We must now exchange this code for an access token. We do this by making a POST request like so:

POST http://localhost:8080/oauth2/token/ HTTP/1.1
Authorization: Basic {b64encode(client_id + ':' + client_secret)}

code={authorization code value}&grant_type=authorization_code

The Authorization header is used to identify us as the client that was granted the authorization code that we just received. The value should be the result of joining the client ID, a :, and the client secret, and encoding the resulting string with base 64. In Python, this might look like:

import requests
from base64 import b64encode
token_response = requests.post(
  'http://localhost:8080/oauth2/token/',
  data={
    'code': 'Xl4ryuwLJ6h2cTkW5K09aUpBQegmf8',
    'grant_type': 'authorization_code',
  },
  headers={
    'Authorization': 'Basic {}'.format(
        b64encode('{}:{}'.format(client_key, client_secret))),
  })
assert token_response.status_code == 200

This will return a JSON dictionary with the access token, access token lifetime, and (if available) a refresh token. Continuing the example from above:

import json

token_data = json.loads(token_response.content)
access_token = token_data['access_token']
refresh_token = token_data.get('refresh_token', None)
access_token_lifetime_seconds = token_data['expires_in']

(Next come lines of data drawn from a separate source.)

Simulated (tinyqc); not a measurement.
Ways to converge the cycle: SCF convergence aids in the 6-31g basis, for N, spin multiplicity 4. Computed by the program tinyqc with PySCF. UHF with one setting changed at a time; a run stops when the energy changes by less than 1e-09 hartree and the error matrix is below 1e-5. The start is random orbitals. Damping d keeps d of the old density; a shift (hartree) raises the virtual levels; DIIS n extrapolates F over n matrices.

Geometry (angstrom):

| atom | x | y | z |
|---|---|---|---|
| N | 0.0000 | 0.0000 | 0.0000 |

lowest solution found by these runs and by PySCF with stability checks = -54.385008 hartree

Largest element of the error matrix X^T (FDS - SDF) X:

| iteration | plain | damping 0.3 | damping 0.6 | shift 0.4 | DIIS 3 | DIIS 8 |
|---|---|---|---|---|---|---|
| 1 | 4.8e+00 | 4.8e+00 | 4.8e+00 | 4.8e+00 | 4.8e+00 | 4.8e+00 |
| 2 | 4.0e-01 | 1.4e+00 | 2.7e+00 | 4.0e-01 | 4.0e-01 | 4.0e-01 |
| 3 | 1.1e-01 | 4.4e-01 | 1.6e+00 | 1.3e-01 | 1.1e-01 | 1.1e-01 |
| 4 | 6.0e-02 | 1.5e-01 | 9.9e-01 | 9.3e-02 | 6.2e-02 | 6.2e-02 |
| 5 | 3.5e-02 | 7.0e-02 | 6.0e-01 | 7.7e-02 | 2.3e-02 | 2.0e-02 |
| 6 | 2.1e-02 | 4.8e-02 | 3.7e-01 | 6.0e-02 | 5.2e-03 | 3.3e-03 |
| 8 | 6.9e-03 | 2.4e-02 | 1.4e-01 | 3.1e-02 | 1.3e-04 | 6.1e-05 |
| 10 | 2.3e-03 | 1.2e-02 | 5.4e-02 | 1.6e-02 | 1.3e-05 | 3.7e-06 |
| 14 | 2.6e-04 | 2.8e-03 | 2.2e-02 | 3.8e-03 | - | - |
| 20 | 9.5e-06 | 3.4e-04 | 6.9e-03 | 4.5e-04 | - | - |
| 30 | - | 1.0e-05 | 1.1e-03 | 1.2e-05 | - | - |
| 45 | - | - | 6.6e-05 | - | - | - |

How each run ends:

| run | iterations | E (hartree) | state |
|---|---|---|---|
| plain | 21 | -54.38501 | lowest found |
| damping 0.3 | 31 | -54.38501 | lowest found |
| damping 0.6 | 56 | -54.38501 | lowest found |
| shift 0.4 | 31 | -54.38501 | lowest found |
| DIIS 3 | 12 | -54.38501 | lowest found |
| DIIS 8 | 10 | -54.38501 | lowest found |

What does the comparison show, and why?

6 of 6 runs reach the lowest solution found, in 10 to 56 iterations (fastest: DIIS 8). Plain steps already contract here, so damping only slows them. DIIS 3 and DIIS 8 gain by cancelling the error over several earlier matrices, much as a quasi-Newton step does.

With this access token, we can now make API requests on behalf of the user who granted us access! Again, continuing from above:

api_response = requests.post(
  'http://localhost:8080/api/user_info/',
  headers={
    'Authorization': 'Bearer {}'.format(token_data['access_token'])
  },
  data={})
assert api_response.status_code == 200
print api_response.content
# {"username": "exampleuser",
#  "first_name": "Example",
#  "last_name": "User",
#  "email": "exampleuser@locu.com"}

While the access token has not expired, you will be able to continue making API requests. Once it has expired, any API request will return an HTTP 401 Unauthorized. At that point, if you have a refresh token, you can exchange it for a new access token like so:

token_response = requests.post(
  'http://localhost:8080/oauth2/token/',
  data={
    'refresh_token': 'h9EY74_58aueZqHskUwVmMiTngcW3I',
    'grant_type': 'refresh_token',
  },
  headers={
    'Authorization': 'Basic {}'.format(
        b64encode('{}:{}'.format(client_key, client_secret))),
  })

assert token_response.status_code == 200

new_token_data = json.loads(token_response.content)
new_access_token = new_token_data['access_token']
new_refresh_token = new_token_data.get('refresh_token', None)
new_access_token_lifetime_seconds = new_token_data['expires_in']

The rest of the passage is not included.